My general advice to businesses is to setup SMART (Specific, Measurable, Achieveable, Realistic, Time scaled) marketing goals. If you haven't established SMART goals before you start marketing, then you probably wont' achieve much (i.e. "I want to increase traffic to my website" is not a SMART goal, neither is "I want to increase sales this year".. A SMART goal would be something like: I want to increase revenue by 25% in the next 12 months). How do you know if your marketing has performed or not if you have no specific goal to benchmark it against?
The first thing you need to decide is how many sales you realistically want to make in the next 12 months. Say you currently have no revenue, but in the next 12 months you want to increase that by £50,000 in revenue. That means you need to generate £50,000 in extra sales with your marketing this year.

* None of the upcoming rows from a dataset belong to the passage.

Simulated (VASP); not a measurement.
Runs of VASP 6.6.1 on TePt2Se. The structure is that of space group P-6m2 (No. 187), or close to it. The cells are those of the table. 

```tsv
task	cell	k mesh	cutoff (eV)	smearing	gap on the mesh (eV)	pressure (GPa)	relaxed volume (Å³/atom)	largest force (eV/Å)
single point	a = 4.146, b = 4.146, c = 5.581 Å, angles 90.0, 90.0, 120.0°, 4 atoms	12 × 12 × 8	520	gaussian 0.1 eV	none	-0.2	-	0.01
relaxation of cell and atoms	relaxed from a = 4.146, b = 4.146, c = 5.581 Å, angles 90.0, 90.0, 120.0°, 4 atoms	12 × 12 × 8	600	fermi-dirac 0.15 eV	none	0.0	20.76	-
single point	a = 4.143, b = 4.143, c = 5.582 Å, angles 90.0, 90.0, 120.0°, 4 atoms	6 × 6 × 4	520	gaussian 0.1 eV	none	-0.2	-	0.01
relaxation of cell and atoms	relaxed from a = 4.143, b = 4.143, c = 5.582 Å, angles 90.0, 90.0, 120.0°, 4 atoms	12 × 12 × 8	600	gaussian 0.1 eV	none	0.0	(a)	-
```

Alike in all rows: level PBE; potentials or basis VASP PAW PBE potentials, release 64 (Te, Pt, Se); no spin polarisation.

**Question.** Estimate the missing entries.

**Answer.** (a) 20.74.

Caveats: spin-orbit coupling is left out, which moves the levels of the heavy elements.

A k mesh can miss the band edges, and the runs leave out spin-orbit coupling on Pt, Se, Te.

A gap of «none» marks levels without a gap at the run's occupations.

A good target to aim with your marketing is a 200% return on investment, so over the next year you'd want to invest £25,000 into your marketing to achieve your goals (a lot of this budget can be spent in terms of your time, if you use an approach similar to the one highlighted at the end of this post). Generally speaking I would avoid marketing in magazines or print, unless you have a big marketing budget, or have a really specific product serving a very small demographic that a particular print publication is extremely good at hitting.
What type of business do you run? My first recommendation to most businesses that don't blog already, is to start. Website's with blogs get ~55% more traffic than websites without, making it an easy and "free" (just your time in writing good posts) method to generate more targeted traffic, providing you keep your blog highly targeted and relevant. You then need to focus on creating a good hook or offer to get people to find out more about your products/services after reading your blog. If you're a B2B business, you could put together a PDF guide for business owners which helps them to solve a pain that's relevant to your product/service. If you run an eCommerce store, then you can put a button to a special offer or package of a few items, or perhaps just a simple blog subscription form.
Once you have a customer's email address, you can send them more helpful material, warm them up and slowly tie in your products/services with their problems more.
If you have a low budget, then you can't really go wrong with things like social media, blogging, engaging with your target demographic on forums, guest posting on relevant blogs, distributing videos, etc.. The only thing you "have" to invest to do all these things is your time, so with my example above, that would be £25,000 of your time.. Which is probably a fair few hours each week on social media/blogging and so forth. Focus on doing a few things very well, though, rather than trying to do everything at once. (you don't need an active social media presence on every single social network, for example).